This afternoon Lyle posted an excellent recap of today’s argument in Johnson v. Williams.  Like him, I was struck by the decision of the state’s lawyer not to embrace more modest rules proposed by, among others, Justice Kennedy.  But I differ a little from Lyle, in that I think that the lawyer made the right decision in the special circumstances of this case.  I’m trying to attend all of the oral arguments this Term, and hope to have the opportunity to offer thoughts on issues like this.

In Johnson, California argues for a categorical rule that a state court decision always resolves the “merits” of a federal “claim” – which entitles it to deference on federal habeas corpus – unless the court expressly says otherwise.  As a practical matter, the only example the state can provide of a decision that would not be on the “merits” is a ruling that the claim has been procedurally defaulted and therefore will not be considered.  The state court would never otherwise expressly say “we have before us a properly presented federal claim, but we refuse to consider it.”  So California’s proposed rule would almost always result in deference to state court rulings.

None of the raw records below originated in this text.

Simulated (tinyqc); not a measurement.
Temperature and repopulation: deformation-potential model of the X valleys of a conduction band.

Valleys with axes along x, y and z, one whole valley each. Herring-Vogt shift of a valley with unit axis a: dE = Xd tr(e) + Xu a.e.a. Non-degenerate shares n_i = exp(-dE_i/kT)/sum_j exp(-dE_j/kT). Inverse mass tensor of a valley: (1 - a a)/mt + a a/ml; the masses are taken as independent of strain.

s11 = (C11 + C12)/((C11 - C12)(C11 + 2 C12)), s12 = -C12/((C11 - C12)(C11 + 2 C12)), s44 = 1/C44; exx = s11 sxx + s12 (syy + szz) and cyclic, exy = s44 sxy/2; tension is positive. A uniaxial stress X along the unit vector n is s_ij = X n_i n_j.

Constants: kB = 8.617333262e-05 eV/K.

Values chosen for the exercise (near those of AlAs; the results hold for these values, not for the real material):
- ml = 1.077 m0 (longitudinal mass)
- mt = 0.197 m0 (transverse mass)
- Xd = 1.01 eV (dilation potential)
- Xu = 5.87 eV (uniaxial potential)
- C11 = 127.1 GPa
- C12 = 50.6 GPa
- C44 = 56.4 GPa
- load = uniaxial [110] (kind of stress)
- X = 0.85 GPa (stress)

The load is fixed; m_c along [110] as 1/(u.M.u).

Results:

It quickly became apparent at the argument in Johnson that a majority of the Justices believe that California easily would win this case under a much narrower rule, which is applied by most circuits:  that there is a strong, but rebuttable, presumption that the state courts have resolved the federal claim.  Here, the Justices indicated, the state court’s opinion contains substantial clues that it was resolving the defendant’s federal constitutional claim.  And that would be enough to decide the case.

California’s lawyer expressly accepted that the state would win under that rule.  But she did not dwell on it.  Instead, she consistently pressed the state’s arguments for the categorical rule.

I think that was the right decision in the circumstances.  It was clear from the argument that the narrow rule is a “bird in the hand” for the state.  Nothing is going to dissuade a majority of the Court from giving California at least that.

But the state had the chance of assembling a majority for its broader rule.  And it has a significant interest in many other cases in having a categorical rule that better insulates rulings of the state courts from federal habeas challenge.  Also, if the question is close, it is generally better for a lawyer to stick with the argument set forth in her brief.

Many times, a lawyer will pay a steep price for failing to embrace and run with a path to victory offered by a majority of the Supreme Court.  But because I think that the state her lost nothing by sticking to its guns, I don’t think that Johnson is such a case.

I agree with Lyle that several members of the Court were skeptical of the rule of law applied by the California courts on the substantive federal claim (an issue relating to the Sixth Amendment right not to have a juror removed for bias) presented by the habeas petition – an issue on which the Justices had denied cert.  I thought that the state’s lawyer held her own in answering their concerns, as they related to the facts of this particular case.  But there is a real chance that in an appropriate case the Justices will take up the California courts’ interpretation of the Sixth Amendment.